Key Tasks
I can’t give you a prescription for a successful organisation. Each hotel is different; you will have certain skills that you have brought to the business and you may or may not have a business background. You may have a partner, business or otherwise, or there may be three of you. All I can do is give you some considerations that you need to take into account as you organise your business for success.
Every hotel, whether it has five rooms or 100, has the same broad operational needs. The only difference is the scale and thus the time needed to carry them out. These key tasks are:
- housekeeping
- maintenance
- accounts/finance
- reservations/reception
- food and drink service
- human resources
- sales.
In a small operation it is likely that you do these all yourself, maybe with a little occasional assistance. You are able to do all the routine tasks in the morning and because you do not cook in the evening, you have time to make the requisite sales calls in the afternoon.
The difficulty starts when you have more than about ten rooms and a busy restaurant. You need to stay open all day, even if there is not much business in the afternoons. Breakfast starts at 7am and you do not finish clearing up in the restaurant until lam. You try to have one day off a week but you would like two. You still have the seven areas above to manage and that seems to take all day.
A larger and more complex operation will have specialists in many of these areas, particularly food and drink service which breaks down into restaurants, kitchen, bar and meetings. This sort of span of control is difficult to manage, so you will have to make some choices about those issues that you keep day-to-day responsibility for and those that you will hand over to others.

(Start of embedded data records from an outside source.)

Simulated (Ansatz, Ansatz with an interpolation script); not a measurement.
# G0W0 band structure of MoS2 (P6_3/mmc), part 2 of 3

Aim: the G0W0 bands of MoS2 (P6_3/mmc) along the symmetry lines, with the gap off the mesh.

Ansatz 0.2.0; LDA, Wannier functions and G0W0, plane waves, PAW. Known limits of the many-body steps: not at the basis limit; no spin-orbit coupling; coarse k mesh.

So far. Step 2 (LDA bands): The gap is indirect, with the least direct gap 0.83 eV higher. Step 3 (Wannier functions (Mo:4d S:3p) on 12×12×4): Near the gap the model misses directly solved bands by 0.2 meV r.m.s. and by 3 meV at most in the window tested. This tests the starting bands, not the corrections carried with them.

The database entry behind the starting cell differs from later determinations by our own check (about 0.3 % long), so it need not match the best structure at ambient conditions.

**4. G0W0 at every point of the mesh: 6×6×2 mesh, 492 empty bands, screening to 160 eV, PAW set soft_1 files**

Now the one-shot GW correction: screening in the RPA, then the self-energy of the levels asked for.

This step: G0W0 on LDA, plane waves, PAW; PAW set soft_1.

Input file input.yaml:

What you will have noticed about the seven core tasks is that six of them involve short-term operational issues and only sales is about the long term. What inevitably happens is that every short-term issue takes priority over your long-term tasks. In principle there is nothing wrong with this: if a waiter fails to turn up, it doesn’t help your customers if you don’t step in to help because you have an advertisement to write!
Unfortunately this sort of thing happens every day. Even though you have a well structured ‘to do’ list at the beginning of the week it is still the same at the end of the week. In order to be really effective you need to organise responsibilities within the hotel to allow you to focus your attention on longer-term business development opportunities.
Sales Activities
A hotel is like a car; it needs fuel to make it go! And the fuel is a steady stream of customers and guests. If in your case you just open your doors and customers walk into your restaurant and guests call up to make room reservations, all at the right times, and you go on holiday each year and make a good profit, then you are very lucky. Or deluded!
More likely, you make a lot of effort to generate more business. I can’t say how much effort you should make or what you need to do, since it depends on your own particular needs. This book sets out the options and some of the tactics that you can employ.
Your actions will be one off, such as:
- Competition analysis.
- Brochures and internet site.
- Action plan.
And regular actions such as:
- Past client analysis – why did they stop using you?
- Current clients – develop relationships and mine their hierarchy.
- Prospects – telephone to find more potential.
- Direct mail – develop local potential for restaurant.
- Update website – add new facilities/activities/packages.
- Third parties – update daily with availability and rates.
- Check competition – look at current rates and availability.
- Research – keep eyes open for new housing or corporate moves.
- Agents – send thank you notes and find out if more business is available.
- Local bookers – keep in touch with tourist offices/attractions.
- Joint ventures – look for opportunities to join with complementary services.
This is just the start of the potential. How much time should you allocate to this activity?
Well this depends on how you organise the business development activity. It doesn’t have to be done by you. But it is your responsibility to make it happen, so you need to allocate quality time to assessing what has been done and planning what has to be done. In my view, if you are doing all this yourself you should probably allocate 40 per cent of your time to looking after the future. If you have a sales executive that shares the activity then maybe 20 per cent is reasonable.
As I have said before, it is the quality of the time that is vital. Marketing of any sort is about the long-term and you need to have a clear head (and a clear desk!) in order to give it the attention it deserves.
If you find it difficult to get organised, try to allocate a quiet time each day, even if it is just an hour. If, in those five hours per week, you manage to persuade one new client to use you, you will have 50 new clients. Even if each client only gives you ten room nights a year at a rate of £ 60, then you have generated an extra £ 30,000 a year. It’s all about small steps.